Second state of this early American printed map of the Southern portion of the United States, extending from the Atlantic to the Mississippi and showing part of Kentucky.
Georgia is now truncated near its current border and a massive Mississippi Territory is present (pre-dating the creation of Alabama Territory), with a note that both Georgia and the United States claim this land. West and East Florida are still named. Tennessee is now a state, and Knoxville, Sullivan, Jonesboro, Greenville and Nashville all appear. Many Indian Tribes, Villages, forts and Court Houses are named.
This was one of the earliest regional maps of the South published in America and reflects the primitive state of the settlements west of the Appalachians. This updated edition is one of the earliest maps to name Mississippi Territory, which was created in 1798, with Georgia finally conceding its claims to the land in 1804. The configuration continued until Alabama became a Territory and Mississippi became a state in 1817.

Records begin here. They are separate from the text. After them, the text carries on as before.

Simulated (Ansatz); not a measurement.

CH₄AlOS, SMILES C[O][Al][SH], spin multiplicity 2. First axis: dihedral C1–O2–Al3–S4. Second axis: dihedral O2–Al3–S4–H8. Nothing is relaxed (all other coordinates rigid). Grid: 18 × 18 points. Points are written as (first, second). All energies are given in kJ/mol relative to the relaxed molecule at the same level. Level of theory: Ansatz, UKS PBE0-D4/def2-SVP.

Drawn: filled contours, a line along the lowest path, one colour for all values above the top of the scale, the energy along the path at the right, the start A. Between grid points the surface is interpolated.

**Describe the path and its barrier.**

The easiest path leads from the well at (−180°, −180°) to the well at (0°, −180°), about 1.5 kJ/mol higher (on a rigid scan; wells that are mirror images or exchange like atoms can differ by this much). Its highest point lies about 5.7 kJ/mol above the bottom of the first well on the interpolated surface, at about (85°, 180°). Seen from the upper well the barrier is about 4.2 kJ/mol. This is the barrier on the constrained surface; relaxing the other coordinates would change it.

Abraham Bradley was born in Litchfield, Connecticut. He is an important figure not only in early American cartography, but in early American history as well. Initially, Bradley trained as a lawyer and moved to the Wyoming Valley of Pennsylvania to practice. There he met Judge Thomas Pickering, who took Bradley with him to Philadelphia when he was appointed Postmaster General by George Washington in 1791.
As Pickering's clerk, Bradley created postal maps which showed the budding system of post offices and routes. A self-taught mapmaker, Bradley quickly gained considerable skill and became well-known for this carefully drawn maps. His most famous map is the postal route map of 1796, which shows the young United States and includes an innovative table that calculated the time it would take a letter to travel around the country.
In 1799, Bradley was appointed Assistant Postmaster General, a position he would hold until 1829. As part of his duties, Bradley supervised the moving of the General Post Office Department from Philadelphia to Washington DC. In 1804, with the help of British mapmaker Aaron Arrowsmith, Bradley updated his postal map, which featured in practically every post office in the states and territories. Bradley would continue to create route maps, and to update his most famous map, throughout his career, including in 1810 and 1825.
During the burning of Washington DC in the War of 1812, Bradley housed the records and archives of the General Post Office Department in his Maryland farmhouse. His service with the Post Office came to an abrupt end, however, with the election of Andrew Jackson. Although he had served under five Postmasters General, Jackson dismissed Bradley for partisan reasons. Bradley then served as secretary to the Franklin Insurance Company. He died at his farmhouse in 1838, leaving behind eight children. He is remembered for his careful custodianship of the nascent Post Office, and for creating maps that made Americans feel connected to their fellow citizens.